Source: National Archives and Records Administration nara.gov

Since I posted about evangelicalism Monday, it would be only fitting to say something about the death of Billy Graham. While out running this morning, my smart phone alerted me to a notification that the celebrated evangelist of the twentieth century had died. The notice box on my screen simply said “Billy Graham has died Age 99.” Caring for my own 80-year-old father, whose health continues to decline, and rushing to a meeting with one of my students that was followed by numerous other activities throughout the day, I have not had much time to think about Graham’s passing. His remarkable life is testament to the American Century, but that might be a blessing as well as a curse.

Graham achieved global fame at the same time the United States became a super power. An American president could not hold office without embracing some part of the Graham aura. An evangelist cut from the early fundamentalist struggles with modernist preachers, Graham appeared to sense the limiting tone of fundamentalism to reach broader audiences in the post-WWII years. He, however, never dropped the central claim of Jesus’ atoning act of sacrifice and the need for a believer to enter into a personal relationship with the living Christ. The message didn’t change but the package that presented it did. Thousands of stadiums and converts later, I can still hear “Just As I Am” drifting over loud speakers as the throng of attendees marched down to the stadium floor to profess their faith. I never attended an event but members of my family did. And my paternal grandmother who lived in our house, made the television broadcasts of Graham revivals required viewing for our family well into the 1980s. Grandma Thompson liked his preaching style: simple, she called it.  I, however, accepted Christ within the confines of the Baptist church were we attended and cannot say Graham had much influence on that decision.

I encountered Billy Graham again (he had been ill and off the evangelist circuit) when I started researching the project that became Richmond’s Priests and Prophets. Graham held a meeting in Richmond the mid-1950s and the area ministerial association asked the city council that the segregated seating required for the event be lifted. The event did not make it into the book because the council handled the event on a “desegregated” basis by making one side of the auditorium for “white” attendees and the other side of “Colored” attendees with a tasseled rope separating the two. Graham had announced that he would not go to any city that held segregated seating arrangements. I left the episode out not because I thought it unimportant but because I knew that Graham could make these kinds of bold demands but let them go if even the slightest hint of compromise entered the discussion. In hindsight, I might should have engaged the issue a little more since black and white ministers lobbied the council and black ministers supported the event even in a segregated arrangement.

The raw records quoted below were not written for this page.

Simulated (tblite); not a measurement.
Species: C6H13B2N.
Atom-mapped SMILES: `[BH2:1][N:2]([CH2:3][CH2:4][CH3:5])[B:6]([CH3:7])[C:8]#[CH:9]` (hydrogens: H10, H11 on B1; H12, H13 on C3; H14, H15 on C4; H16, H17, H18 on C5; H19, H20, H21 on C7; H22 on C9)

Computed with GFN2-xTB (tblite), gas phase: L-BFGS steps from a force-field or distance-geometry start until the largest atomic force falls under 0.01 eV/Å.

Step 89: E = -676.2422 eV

But that is how I have encountered Billy Graham for most of my life. The whirl and wiz of the revivals were like what folks experience at rock concerts for my family. Even those who refused to attend church on Sundays praised Graham’s work. His was, after all, an impressive life. The revival scene, however, was never where I sensed God’s presence. My dedicated Sunday School teacher who dealt with my inquisitive nature not by telling to stop asking questions but answering them with nurturing guidance taught me as much about the gospel as any televangelist, including Graham. I understand why we will heap lavish praise on the man as a historian of the late twentieth century, but I won’t be able to untangle his message from American exceptionalism because that is how I heard it both as a churchgoer and a historian of the period.